The Iowa Supreme Court handed down a ruling last week dismissing four counts of arson against a volunteer firefighter, holding that a plea agreement in an earlier arson case was a binding contract that prosecutors could not simply rescind. The case involved Chance Ryan Beres, a volunteer firefighters with the Montezuma Fire Department. Beres, 20 at the time of the fires, was also a paramedic with Midwest Ambulance Service.
Shortly after Beres joined the Montezuma Fire Department in 2018, he came under suspicion for a rash of suspicious fires. His truck matched the description of one seen in the area of at least one fire, members noticed he seemed ready for responses before anyone else, he made “odd comments” at fire scenes, and he reported two of the fires. Investigators obtained a search warrant to place a GPS tracking device on his vehicle. Beres was subsequently arrested following a barn fire. The GSP tracker showed he had been present at the scene before the fire was reported.
During questioning, Beres admitted to setting the barn fire and several other recent fires. He was charged with a single count of arson in the second degree for the barn fire, and reached an agreement with prosecutors whereby he would plead guilty and cooperate with investigators about the other fires. In exchange, prosecutors agreed not to charge him for those other fires. As explained by the Iowa Supreme Court:
- The plea agreement here provided that the defendant would plead guilty to his pending charge of second-degree arson, that he would cooperate in an interview regarding some other suspicious fires that had occurred, and that the State would not bring charges regarding those other fires.
- After the defendant pled guilty, the State changed its mind and decided it did not need or want the interview.
- It advised the defendant before sentencing he would be charged with other arsons and gave him an opportunity to withdraw from the plea agreement.
- The defendant declined to withdraw.
- Nonetheless, the State brought four additional arson charges.
- The defendant moved to dismiss them as a breach of the plea agreement.
- The district court denied the motion, and we granted interlocutory review.

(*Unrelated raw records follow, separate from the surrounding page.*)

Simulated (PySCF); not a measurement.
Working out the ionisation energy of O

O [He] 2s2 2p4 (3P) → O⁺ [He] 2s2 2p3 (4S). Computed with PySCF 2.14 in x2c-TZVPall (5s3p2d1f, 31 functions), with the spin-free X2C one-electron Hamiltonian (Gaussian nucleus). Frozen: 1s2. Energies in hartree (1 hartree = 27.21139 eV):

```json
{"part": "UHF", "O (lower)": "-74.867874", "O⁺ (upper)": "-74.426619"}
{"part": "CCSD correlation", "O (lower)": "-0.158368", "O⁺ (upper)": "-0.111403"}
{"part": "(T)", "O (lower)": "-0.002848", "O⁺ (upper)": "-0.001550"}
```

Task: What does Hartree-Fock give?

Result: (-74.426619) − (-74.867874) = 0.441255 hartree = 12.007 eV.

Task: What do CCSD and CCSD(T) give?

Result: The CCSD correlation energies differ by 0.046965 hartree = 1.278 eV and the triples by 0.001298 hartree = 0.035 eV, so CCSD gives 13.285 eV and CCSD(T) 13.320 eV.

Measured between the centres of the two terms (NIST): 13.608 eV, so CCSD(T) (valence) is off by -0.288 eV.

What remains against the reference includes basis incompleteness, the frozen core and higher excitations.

- Consistent with the law of contracts, we now hold that the State could not unilaterally withdraw from the plea agreement either by declining to conduct the interview or by making an offer of rescission that the defendant did not accept.
- Because the State remains bound by its plea agreement under these circumstances, we reverse the order denying the defendant’s motion to dismiss and remand with directions to grant that motion.